Matt Hamblen | April 20, 2016
Test to last up to 18 months, use shared spectrum FCC created last year.

Even though the 3.5GHz test is separate from Project Fi, some analysts said the two could eventually be combined.

Google won approval from the FCC last year to do an experimental 3.5GHz wireless test. The company has also claimed its testing shows that both LTE and Wi-Fi network can work alongside radar systems used by the U.S. Navy in the 3.5GHz band. Google had performed the tests to prove the spectrum could be shared by various users; the FCC has required that technology be used to establish a priority for the defense networks.

Google defended the use of shared spectrum in a blog last year.

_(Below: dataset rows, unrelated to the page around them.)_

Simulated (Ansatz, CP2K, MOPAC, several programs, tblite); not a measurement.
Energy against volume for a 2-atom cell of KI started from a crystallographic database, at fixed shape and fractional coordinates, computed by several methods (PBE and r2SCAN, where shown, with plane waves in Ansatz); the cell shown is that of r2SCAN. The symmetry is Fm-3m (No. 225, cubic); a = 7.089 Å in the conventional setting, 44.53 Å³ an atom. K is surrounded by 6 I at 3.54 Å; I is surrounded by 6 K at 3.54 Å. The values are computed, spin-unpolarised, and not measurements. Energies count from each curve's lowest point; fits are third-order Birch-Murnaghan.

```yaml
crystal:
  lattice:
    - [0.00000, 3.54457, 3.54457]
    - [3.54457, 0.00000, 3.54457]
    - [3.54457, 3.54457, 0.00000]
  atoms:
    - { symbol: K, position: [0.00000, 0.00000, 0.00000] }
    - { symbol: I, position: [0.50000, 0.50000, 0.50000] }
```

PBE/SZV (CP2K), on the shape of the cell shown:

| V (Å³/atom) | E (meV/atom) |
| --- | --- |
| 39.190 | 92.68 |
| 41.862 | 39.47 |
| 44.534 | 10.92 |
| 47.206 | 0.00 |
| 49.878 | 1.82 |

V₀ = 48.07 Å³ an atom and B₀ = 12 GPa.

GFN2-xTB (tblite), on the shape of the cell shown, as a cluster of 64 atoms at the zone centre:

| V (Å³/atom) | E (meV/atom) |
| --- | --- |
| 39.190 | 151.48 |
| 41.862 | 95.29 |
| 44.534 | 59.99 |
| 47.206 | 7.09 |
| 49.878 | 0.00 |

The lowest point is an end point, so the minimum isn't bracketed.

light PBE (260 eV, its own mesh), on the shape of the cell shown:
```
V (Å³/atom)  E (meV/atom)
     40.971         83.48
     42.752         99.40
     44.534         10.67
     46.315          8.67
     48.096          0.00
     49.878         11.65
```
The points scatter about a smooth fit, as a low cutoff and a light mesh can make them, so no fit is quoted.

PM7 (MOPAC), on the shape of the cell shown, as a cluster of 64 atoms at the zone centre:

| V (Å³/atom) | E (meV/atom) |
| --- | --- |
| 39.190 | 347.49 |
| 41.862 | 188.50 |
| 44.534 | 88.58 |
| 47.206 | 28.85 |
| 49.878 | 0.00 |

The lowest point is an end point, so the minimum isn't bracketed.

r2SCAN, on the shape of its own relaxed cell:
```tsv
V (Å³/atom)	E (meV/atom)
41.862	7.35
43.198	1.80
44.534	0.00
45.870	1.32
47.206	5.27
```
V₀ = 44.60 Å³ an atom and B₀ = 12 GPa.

In its presentation to Kansas City officials, Google said it chose the city for the test because the area "understands technology and innovation" and has been an "excellent" partner.

Usher said a side benefit of commercialized 3.5GHz could be cheaper wireless service to lower-income residents who rely heavily on smartphone access to the Internet. "Shared spectrum in the 3.5GHz space has the potential to reduce costs and assist in our efforts to erase the digital divide in KC," Usher said.

"Wireless connectivity is a critical element of smart city success due to the massive amount of data generated and utilized in the networks," he said.

Last year, Sprint, which is located in Overland Park, Kans., announced it is financing a $9 million free Wi-Fi zone along a new 2.2-mile streetcar route in downtown that opens May 6.

Smart city initiatives like those in Kansas City are being launched in many cities nationally. In a separate announcement Monday, AT&T and Miami-Dade County announced a partnership to bring technology innovations for smart lighting, public transportation and to reduce traffic and preserve natural resources.

AT&T previously announced a smart city partnership with Atlanta, among other communities.

Last week, Verizon said it would provide fiber optic connections to homes and businesses in Boston and conduct a traffic safety technology pilot on a busy city thoroughfare there.